Example Question #1 : How To Find The Slope Of A Tangent Line

There is a circle on a coordinate plain. Its perimeter passes through the point \(\displaystyle (1,0)\). At this point meets a tangent line, which also passes through the point \(\displaystyle (5,7)\). What is the slope of the line perpindicular to this tangent line?
Possible Answers:

\(\displaystyle \frac{7}{6}\)

\(\displaystyle -\frac{4}{7}\)

\(\displaystyle -\frac{7}{4}\)

\(\displaystyle \frac{7}{4}\)

\(\displaystyle \frac{4}{7}\)

Correct answer:

\(\displaystyle -\frac{4}{7}\)

Explanation:

In this kind of problem, it's important to keep track of information given about your line of interest. In this case, the coordinates given set up the stage for us to be able to get to our line of focus - the line perpendicular to the tangent line. In order to determine the perpendicular line's slope, the tangent line's slope must be calculated. Keeping in mind that:

\(\displaystyle slope =\frac{rise}{run}=\frac{\Delta y}{\Delta x} =\frac{y_2-y_1}{x_2-x_1}\)

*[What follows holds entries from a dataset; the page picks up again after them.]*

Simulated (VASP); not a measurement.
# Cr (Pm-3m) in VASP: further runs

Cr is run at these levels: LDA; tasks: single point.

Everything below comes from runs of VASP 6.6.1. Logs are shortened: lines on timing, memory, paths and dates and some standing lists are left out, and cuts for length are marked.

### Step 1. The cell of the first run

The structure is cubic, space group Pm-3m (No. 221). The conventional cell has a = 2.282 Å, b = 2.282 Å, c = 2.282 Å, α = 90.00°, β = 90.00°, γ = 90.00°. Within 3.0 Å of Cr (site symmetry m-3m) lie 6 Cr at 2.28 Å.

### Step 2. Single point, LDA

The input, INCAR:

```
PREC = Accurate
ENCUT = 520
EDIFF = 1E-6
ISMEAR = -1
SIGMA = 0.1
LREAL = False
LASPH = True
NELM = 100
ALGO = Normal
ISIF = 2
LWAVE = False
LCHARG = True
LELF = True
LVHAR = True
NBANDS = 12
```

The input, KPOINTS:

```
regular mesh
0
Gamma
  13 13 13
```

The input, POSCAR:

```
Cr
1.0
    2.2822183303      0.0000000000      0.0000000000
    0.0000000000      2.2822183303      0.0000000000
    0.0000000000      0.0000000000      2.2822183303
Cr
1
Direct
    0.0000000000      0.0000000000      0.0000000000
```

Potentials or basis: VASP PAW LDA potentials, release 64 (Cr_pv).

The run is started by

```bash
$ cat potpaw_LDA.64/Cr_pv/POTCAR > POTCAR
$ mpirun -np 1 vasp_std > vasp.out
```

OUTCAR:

where y2,x2 and y1,x1 are assigned arbitrarily as long as the order of assignment is maintained. 

\(\displaystyle \frac{y_2-y_1}{x_2-x_1}=\frac{7-0}{5-1}=\frac{7}{4}\)  which is the slope of the tangent line.

To calculate the perpendicular line, we have to remember that the product of the tangent slope and the perpendicular slope will equal -1.

\(\displaystyle \frac{7}{4} x \frac{?}{?} = -1\), the perpendicular slope can then be calculated as \(\displaystyle \frac{-4}{7}\)

Example Question #1 : Coordinate Plane

Find the slope of the tangent line to \(\displaystyle y=2x^2-16x+21\) where \(\displaystyle x=2\).

Possible Answers:

\(\displaystyle -8\)

\(\displaystyle 13\)

\(\displaystyle 24\)

\(\displaystyle 6\)

\(\displaystyle -3\)

Correct answer:

\(\displaystyle -8\)

Explanation:

To find the slope of the tangent line, we must take the derivative.

By using the Power Rule we will be able to find the derivative:

\(\displaystyle f(x)=a^n \rightarrow f'(x)=na^{n-1}\)

Therefore derivative of \(\displaystyle 2x^2-16x+21\) is \(\displaystyle 4x-16\).

Now we plug in \(\displaystyle x=2\), giving us \(\displaystyle 8-16=-8\).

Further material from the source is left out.